Graham Reid | | 2 min read
In July 2011, the respected UK critic David Hepworth wrote a hilarious column in The Word about indie rock. He started by demolishing the adjective “indie” as essentially meaningless but that we somehow “get it” as a shorthand.
Originally it actually meant independent, but these days with streaming services and such just about everybody really is independent, even those signed to a big label.
Then he got cruelly funny about how the word was used back when “indie” actually meant something, 30 years ago.
“It saves you the trouble of saying thin white blokes who watch their fingers while playing their guitars, avoid eye contact by retreating under their fringes, put out albums without their picture on the cover full of songs that either don't mean anything or keep their meanings hidden, snigger down their noses when being interviewed on the radio and would rather die than admit to being involved in the entertainment industry.”
And then he went for the jugular about the then-current crop of “indie” artists and how their music reeks of the bedroom.
“And not in a positive way. This bedroom is full of cereal bowls, the windows haven't been opened for years and the occupants wear that smug look of people who think they inhabit a higher moral plane because they didn't get up until Countdown.
“It's about time it tidied up its bedroom and went out and got a proper job,” he concluded about indie rock.
Anyone who has been on the receiving end of indie rock tapes, albums, press releases and that smug derision will recognise this.
My beef is just with the music.
In the often stunning lack of originality and their willingness to adopt established tropes and styles, many indie artists are as musically cloistered as the mainstream pop they affect to despise.
Now far be it from me to throw Seattle's Versing (who seem like nice, typically ironic fellows) under that bus, but . . . .
Even the press release concedes the smart single Tethered (included on the album) is “a low-key, Daydream Nation-esque anthem with plenty of dissonance and surging, distorted guitars”. And that elsewhere they they evoke My Bloody Valentine and the Clean.
All of these references are more than 25 years old.
On the label's website the Pixies' Surfer Rosa is also invoked as a touchstone, as are the Cocteau Twins and Wire (but which period of Wire?).
Again . . .
Their frontman Daniel Salas says he enjoys droning feedback, “but I think that's one of the more deliberately musical uses we've found for it [on the single Offering]” which opens with a blast like George Harrison's It's All Too Much of half a century ago.
So yes, accusations of originality need not be thrown at Versing although we admire their genuine enthusiasm and pop economy in that 11 of the 13 songs on this debut come in below the 3.30s mark.
But anyone who has opened that bedroom door of indie rock will not be surprised by anything here.

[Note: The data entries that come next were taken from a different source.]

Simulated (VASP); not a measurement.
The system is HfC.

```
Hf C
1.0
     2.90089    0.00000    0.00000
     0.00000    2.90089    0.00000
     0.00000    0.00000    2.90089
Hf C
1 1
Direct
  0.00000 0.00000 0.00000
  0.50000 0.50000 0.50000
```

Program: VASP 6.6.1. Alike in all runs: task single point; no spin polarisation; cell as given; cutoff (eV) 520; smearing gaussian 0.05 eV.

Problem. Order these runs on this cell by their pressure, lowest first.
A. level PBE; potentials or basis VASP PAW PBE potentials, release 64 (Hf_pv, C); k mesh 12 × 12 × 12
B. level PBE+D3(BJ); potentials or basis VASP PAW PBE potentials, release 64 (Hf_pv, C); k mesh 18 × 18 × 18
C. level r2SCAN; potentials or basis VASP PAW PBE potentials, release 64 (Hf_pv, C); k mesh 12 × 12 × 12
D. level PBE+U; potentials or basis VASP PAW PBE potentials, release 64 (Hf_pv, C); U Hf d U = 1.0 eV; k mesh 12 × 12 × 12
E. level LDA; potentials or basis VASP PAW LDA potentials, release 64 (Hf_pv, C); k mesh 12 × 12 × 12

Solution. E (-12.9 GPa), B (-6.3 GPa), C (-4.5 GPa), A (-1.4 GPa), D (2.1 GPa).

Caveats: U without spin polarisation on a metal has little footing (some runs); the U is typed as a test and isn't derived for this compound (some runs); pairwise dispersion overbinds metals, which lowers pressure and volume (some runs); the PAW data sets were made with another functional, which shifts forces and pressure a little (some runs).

It is familiar guitar rock, and it's okay for that.
But . . .
Oh, and as to what it all “means”?
You can check their label's website for the vagueness but I quote the press release again: “Their latest offering is a 360-degree video for 'Renew'. Directed by Claire Buss, this 360-degree video allows the viewer to immerse themselves in a subterranean warehouse world where nothing makes sense and everyone is slowly losing their minds. Use your mouse to scroll right or left to explore.”
And here it is, but before you look into the warehouse . . . just tidy up your bedroom, huh?